The International Research Centre for Late Antiquity and Middle Ages has been working as a research centre of the University of Zagreb since 1993 at several locations in Croatia: in the premises of the University of Zagreb in the town of Motovun, and at the Faculty of Humanities and Social Sciences in Zagreb. The Centre’s organizational structure comprises the Director and the Council who develop the Centre’s program, its scholarly, research and publishing activities. The IRC for Late Antiquity and Middle Ages was founded with two objectives in mind: first, to present the older Croatian heritage, until then relatively unknown in Europe and the rest of the world, to experts and broader public, and second, to make the Centre one of Europe’s central locations for research and scholarly activities by supporting large-scale international projects to be realized in Croatia that bring together the most renowned experts from all over the world. Given that in the first ten years of its existence the Centre has become one of the leading centres among similar specialized initiatives in Europe, its main objective has been accomplished.
One of the guiding ideas was that the Centre’s activities cover a wide area of research in order to include the greatest possible number of experts of different profiles and interests. Thus, the Centre is not specialized in studying one exclusive segment of older Croatian heritage, but it focuses on a broader time period ranging from the 4th until the 15th century and tries to employ a multidisciplinary approach which allows experts of different profiles (archaeologists, art historians, architects, museologists, conservators, antique law experts, liturgists, philosophers, historians of literature, anthropologists, sociologists, etc.) to participate in the Centre’s work. In addition, the Centre is not limited to studying Croatian cultural heritage exclusively, but it tries to incorporate and contextualize it within the framework of the European and world cultural heritage. This aspect of the Centre’s work greatly benefits from cooperating with experts from all over the world.
Since 1994 the Centre organizes annual international conferences which regularly bring together a wide range of experts of different profiles from all over the world. The topics for the conferences are thus selected in accordance with the idea of multidisciplinary approach and are defined as universal cultural phenomena which allow to be studied from different perspectives. Hortus atrium medievalium is the Centre’s scientific journal, published regularly since 1995 and it primarily brings papers and articles given at the annual symposiums, but also reports from current archaeological excavations, results of research and conservation works on monuments from Late Antiquity and the Middle Ages in Croatia as well as reviews of newer publications from Europe and the rest of the world. In 2001 the Centre started the Dissertationes et monographiae series. A. Terry’s and F. Gilmore Eaves’s book Retrieving the Record: A Century of Archaeology at Poreč (1847-1947) was the first to be published in the series, while other publications are in preparation.

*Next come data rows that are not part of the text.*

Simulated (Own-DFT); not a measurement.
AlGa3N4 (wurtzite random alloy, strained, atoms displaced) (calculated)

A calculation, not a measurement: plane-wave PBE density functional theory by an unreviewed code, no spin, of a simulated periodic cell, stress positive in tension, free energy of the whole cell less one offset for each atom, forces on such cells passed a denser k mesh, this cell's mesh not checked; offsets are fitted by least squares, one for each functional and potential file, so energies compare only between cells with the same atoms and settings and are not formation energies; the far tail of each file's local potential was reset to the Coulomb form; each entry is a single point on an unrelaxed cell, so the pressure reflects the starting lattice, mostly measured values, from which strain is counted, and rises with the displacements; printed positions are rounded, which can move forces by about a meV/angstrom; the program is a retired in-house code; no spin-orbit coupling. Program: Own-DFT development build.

The International Research Centre for Late Antiquity and Middle Ages is conducting a series of archaeological research (Bale, Guran, Osor, Kaštelina on the Island of Rab) in successful cooperation with the colleagues from Croatia and Europe, primarily, France, Switzerland and Italy. The findings of the research are always discussed among the members of the Centre and preliminary reports and papers are written and published in cooperation. Given its wide range of interests and activities, the IRC for Late Antiquity and Middle Ages initiated several successful exhibitions that took place in Split, Zagreb and Ecouen near Paris (Croats and Carolingians, Croatian Renaissance, Renaissance in France) and it is also planning similar projects in the future.
Ever since its beginnings, i.e. since the publication of Hortus atrium medievalium began, the Centre has supported the exchange of publications from the field of Late Antiquity and the Middle Ages with a number scholarly and research institutions from Europe and the rest of the world and with time the Centre founded a library which is today considered the best equipped Croatian library for the medieval period.
In 2007 the Centre received substantial financial support from the European Commission as part of FP6 Funds (Framework 6 Programme) which allows for further branching and expansion of its activities. New areas of research and cooperation are being opened, including organization of educational workshops at archaeological sites for students as well as development of preliminary studies for archaeological parks and a number of new publications.
According to our expectations in the years to come the Centre’s very diverse activities will further develop and become even more prominent. We look forward to future successful cooperation with scholarly and cultural institutions from all over the world.